A Robust Speaker-Independent CPU Based ASR System
Radovan Obradović, Darko Pekar, Srđan Krčo, Vlado Delić, Vojin Šenk
EUROSPEECH’99, Volume 6, pp. 2881-2884,
Budapest, September 5th-10th, 1999
Eurospeech99.pdf

A Method for Reducing Error Rate in Extended Phone Dialing
Vlado Delić and Vojin Šenk
YU patent P-434/97, accepted on March 4th, 1999
Cifre_patent.pdf
System for automatic tracking of audio clips in radio and TV programmes
Darko Pekar, Stevan Molerov, Goran Kočiš, Robert Vuković
Patent pending since December 26th, 2007
AM_patent.pdf

SP2: SCOPES PROJECT FOR SPEECH PROSODY
Scientific research project financed by the Swiss National Foundation (2014-2016), related to multilingual prosody transfer. The project is coordinated by the IDIAP Institute in Martigny, Switzerland, and the remaining participants include the Faculty of Technical Sciences, University of Novi Sad; Faculty of Electrical Engineering and Information Technologies, University of Skopje, Macedonia; and the Technological University of Budapest, Hungary.

AUDIO LIBRARY FOR THE DISABLED
Technology project of the Provincial Secretariat for Scientific and Technological Development (2011-2014), which represents a sequel to the previous project "Audio library for the visually impaired". This project focused on the development of existing technologies and implementation of new interfaces aimed at expanding the circle of users of audio libraries to persons with other types of disabilities.

DEVELOPMENT OF DIALOGUE SYSTEMS IN SERBIAN AND OTHER SOUTH SLAVIC LANGUAGES
Technology project (TR-32035) of the Ministry of Science and Technological development (2011-2016), aims at establishing more flexible speech communication between humans and machines. The project gathers 38 researchers from 6 scientific research institutions in Serbia, as well as 5 researchers from abroad. More info about the project can be found at the project page.

S-VERIFY: ADVANCED SPEAKER VERIFICATION
S-VERIFY is an international EUREKA project (E!-TESTED, 2009-2011) carried out in cooperation with the company "Alpineon" from Maribor, Slovenia (www.alpineon.com). The aim of the project is to research and develop innovative speaker verification technologies. More info about the project can be found at the project page.

TEXT-TO-SPEECH FOR EMBEDDED DEVICES (TESTED)
TESTED is an international EUREKA project (E!-TESTED, 2009-2011) carried out in cooperation with the company "Alpineon" from Maribor, Slovenia (www.alpineon.com). The aim of the project is increasing the functionality of existing text-to-speech solutions for Serbian and Slovenian language, and porting them to mobile devices.

HUMAN-MACHINE SPEECH COMMUNICATION
Technology project (TR-11001) of the Ministry of Science and Environment Protection (2008-2010), aimed at further development and improvement of quality of speech technologies. Led by prof. Vlado Delić, the project gathered 22 researches from several universities in Serbia.

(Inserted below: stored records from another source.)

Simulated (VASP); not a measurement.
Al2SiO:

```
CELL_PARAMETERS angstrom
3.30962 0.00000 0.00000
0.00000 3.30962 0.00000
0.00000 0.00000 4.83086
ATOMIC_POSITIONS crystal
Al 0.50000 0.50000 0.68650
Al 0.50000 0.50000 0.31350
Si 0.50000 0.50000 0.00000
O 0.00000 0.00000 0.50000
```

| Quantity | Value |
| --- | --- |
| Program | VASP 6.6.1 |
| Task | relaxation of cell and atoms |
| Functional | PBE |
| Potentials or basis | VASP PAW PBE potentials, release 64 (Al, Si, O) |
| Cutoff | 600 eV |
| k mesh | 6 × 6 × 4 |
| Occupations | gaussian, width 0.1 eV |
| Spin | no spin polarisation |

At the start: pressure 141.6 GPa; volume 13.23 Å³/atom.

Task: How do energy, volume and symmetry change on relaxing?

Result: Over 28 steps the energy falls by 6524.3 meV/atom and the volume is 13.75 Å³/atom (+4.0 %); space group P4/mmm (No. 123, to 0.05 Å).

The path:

DEVELOPMENT OF SPEECH TECHNOLOGIES IN SERBIAN AND THEIR APPLICATION IN "TELEKOM SRBIJA"
Technology project (TR-6144A) of the Ministry of Science and Environment Protection (2005-2007) with financial participation of "Telekom Srbija", aimed at further development and improvement of quality of speech technologies, as well as their application in the services offered by "Telekom Srbija". Led by prof. Vlado Delić, the project gathered 22 researches from several universities in Serbia.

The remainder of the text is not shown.